Shlomo Adler: the story of the rescue of a Jew from Galicia
The Israeli newspaper Israel ha-Yom (Israel Today) published on the Day of Remembrance of Holocaust and Heroism, 2 May 2019, the story of the rescue of Shlomo Adler from the town of Bolekhiv in Western Ukraine (now Ivano-Frankivsk region).
He grew up in a strong and religious Jewish family. His father had a leather factory, and when the Bolsheviks came in 1939, his father gave bribes of boots and leather coats to the Soviet officer so that the family would not be sent to Siberia along with the rest of the wealthy Jews.
After the German invasion in June 1941, this officer told his father: "Here's a truck for you—go immediately to the East!" The father gathered the family for a meeting. Everyone was silent, and only the German refugee said: "Abraham, do you want to run to the communists? Did not you tremble at night waiting for a knock on the door before being expelled to Siberia? The Germans are eventually people too. They will return the plant confiscated by the Soviets back to you. The family stayed.

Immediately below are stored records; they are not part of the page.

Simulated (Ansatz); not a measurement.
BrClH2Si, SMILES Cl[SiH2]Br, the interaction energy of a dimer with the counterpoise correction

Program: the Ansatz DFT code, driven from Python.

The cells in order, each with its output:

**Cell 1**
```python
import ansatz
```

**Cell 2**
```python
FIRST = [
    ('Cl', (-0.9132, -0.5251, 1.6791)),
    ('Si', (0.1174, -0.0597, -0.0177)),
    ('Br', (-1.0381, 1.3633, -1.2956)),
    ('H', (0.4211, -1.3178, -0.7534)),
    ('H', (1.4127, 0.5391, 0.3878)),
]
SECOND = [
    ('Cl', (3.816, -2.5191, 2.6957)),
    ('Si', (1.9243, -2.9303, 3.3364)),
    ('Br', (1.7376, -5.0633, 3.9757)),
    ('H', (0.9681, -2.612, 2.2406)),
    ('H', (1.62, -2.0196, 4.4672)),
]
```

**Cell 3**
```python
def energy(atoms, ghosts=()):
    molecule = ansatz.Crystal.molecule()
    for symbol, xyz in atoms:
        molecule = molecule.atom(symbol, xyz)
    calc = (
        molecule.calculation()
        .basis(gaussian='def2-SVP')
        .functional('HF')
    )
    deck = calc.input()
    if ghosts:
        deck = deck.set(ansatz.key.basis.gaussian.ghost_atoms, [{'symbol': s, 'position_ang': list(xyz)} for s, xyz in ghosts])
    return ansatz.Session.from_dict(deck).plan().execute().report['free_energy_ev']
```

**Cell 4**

In October 1941, a German officer and a Ukrainian policeman came to pick up his uncle. His wife begged them not to touch him and offered expensive furs. “The German agreed, but the Ukrainian said, no, he is on the list,” says Shlomo. After that, Ukrainian workers hid the Adler family in the attic of their factory.
The grandmother went out to look for the son taken by the Germans, but the Germans, together with the Ukrainian police, drove her and 1,000 Bolekhiv Jews into the hall of the local theater. The officer demanded that the two rabbis declare that only the Christian god and the German army determine the course of history. Those rabbis refused. The Germans made a woman dance naked on stage, and when the rabbi turned away, his eyes were knocked out. Then they all were taken to the forest and shot.
In the spring of 1942, the Germans arrested Shlomo's father. His mother tried to bribe the commander of the Ukrainian police to free her husband, but the Germans learned about this. Mom was hiding, but then came home—to prepare on the eve of Passover. “I told my mother—you shouldn’t owe Him if He does such horrors to us. Mom raised her finger: “I owe. This is a tradition, and it will save us." "The last time I saw mother at the station was guarded by a Ukrainian police officer. I knelt before him so he would allow me to say goodbye to my mother," says Shlomo.
Further, the thirteen-year-old Shlomo was forced to work in a labor camp—right up to the execution of all the Jews. He escaped to hide in a swamp, and then a local Ukrainian in a neighboring village hid him and his friends for an entire year until the arrival of the Red Army in August 1944.
Of the four thousand Jews of Bolekhiv—a third of the population of the town—only 45 survived the war. Four Ukrainians in Bolekhiv were shot by the Germans for hiding Jews.
Shlomo moved to Lublin at the age of fourteen-and-a half and joined the Polish army, stating that he was seventeen-and-half years old. He hid his Jewish identity. He participated in the liberation of Warsaw. He was then assigned to the Polish police. In 1946, the sixteen-year-old Shlomo Adler asked his commander to assist in apprehending the killer of his sister, two uncles, and their children.
“It was a Ukrainian Matovitsky, nicknamed “the Butcher,” who killed more than 390 Jews himself. I was told that he was living near Cracow. When he was found, he resisted by shooting back and grenades were thrown into his house. When they broke into the house they found the dead wife and baby of this former policeman on the floor. The wounded policeman shouted, “Shoot me!” Shlomo said, “I looked at him and did not know if it was Matovitsky or not—because I had never seen him before. Those who saw him were dead. The commander handed me a pistol and said, "close the account with him." I refused, I am not like them. I came out and heard a shot. "
Shlomo was put into a Soviet prison in Poland, where he was beaten for four days, but through the Red Cross managed to leave for France. He then sailed to the shores of Haifa on a ship with refugees, but they were detained by the British fleet and sent to a concentration camp in Cyprus. Only in September 1947 did the seventeen-year-old Shlomo Adler reach the Land of Israel, and then went through the entire War of Independence. He married Esther, who also escaped from Poland. They now have two children, five grandchildren, and four great-grandchildren.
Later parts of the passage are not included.